Element (n.) An infinitesimal part of anything of the same nature as the entire magnitude considered; as, in a solid an element may be the infinitesimal portion between any two planes that are separated an indefinitely small distance. In the calculus, element is sometimes used as synonymous with differential.
Element (n.) Sometimes a curve, or surface, or volume is considered as described by a moving point, or curve, or surface, the latter being at any instant called an element of the former.
Element (n.) One of the terms in an algebraic expression.
Element (n.) One of the necessary data or values upon which a system of calculations depends, or general conclusions are based; as, the elements of a planet's orbit.
Element (n.) The simplest or fundamental principles of any system in philosophy, science, or art; rudiments; as, the elements of geometry, or of music.
Element (n.) Any outline or sketch, regarded as containing the fundamental ideas or features of the thing in question; as, the elements of a plan.

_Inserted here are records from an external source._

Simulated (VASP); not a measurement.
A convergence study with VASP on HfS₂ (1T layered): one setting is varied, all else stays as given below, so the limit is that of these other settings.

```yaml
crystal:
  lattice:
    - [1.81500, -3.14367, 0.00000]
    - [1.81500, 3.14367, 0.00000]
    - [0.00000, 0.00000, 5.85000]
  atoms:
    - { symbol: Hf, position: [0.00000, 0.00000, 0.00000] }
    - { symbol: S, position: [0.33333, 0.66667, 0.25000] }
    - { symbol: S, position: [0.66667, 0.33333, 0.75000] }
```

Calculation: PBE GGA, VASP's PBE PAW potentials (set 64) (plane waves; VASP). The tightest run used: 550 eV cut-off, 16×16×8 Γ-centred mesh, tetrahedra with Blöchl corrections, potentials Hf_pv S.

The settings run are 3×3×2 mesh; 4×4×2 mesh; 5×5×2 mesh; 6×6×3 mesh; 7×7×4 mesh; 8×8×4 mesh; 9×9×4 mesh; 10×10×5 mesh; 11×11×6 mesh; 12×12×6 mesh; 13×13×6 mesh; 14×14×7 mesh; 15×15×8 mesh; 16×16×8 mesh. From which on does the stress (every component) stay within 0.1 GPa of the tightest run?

Element (n.) One of the simple substances, as supposed by the ancient philosophers; one of the imaginary principles of matter.
Element (n.) The four elements were, air, earth, water, and fire
Element (n.) the conditions and movements of the air.
Element (n.) The elements of the alchemists were salt, sulphur, and mercury.
Element (n.) The whole material composing the world.
Element (n.) The bread and wine used in the eucharist or Lord's supper.
Element (v. t.) To compound of elements or first principles.
Element (v. t.) To constitute; to make up with elements.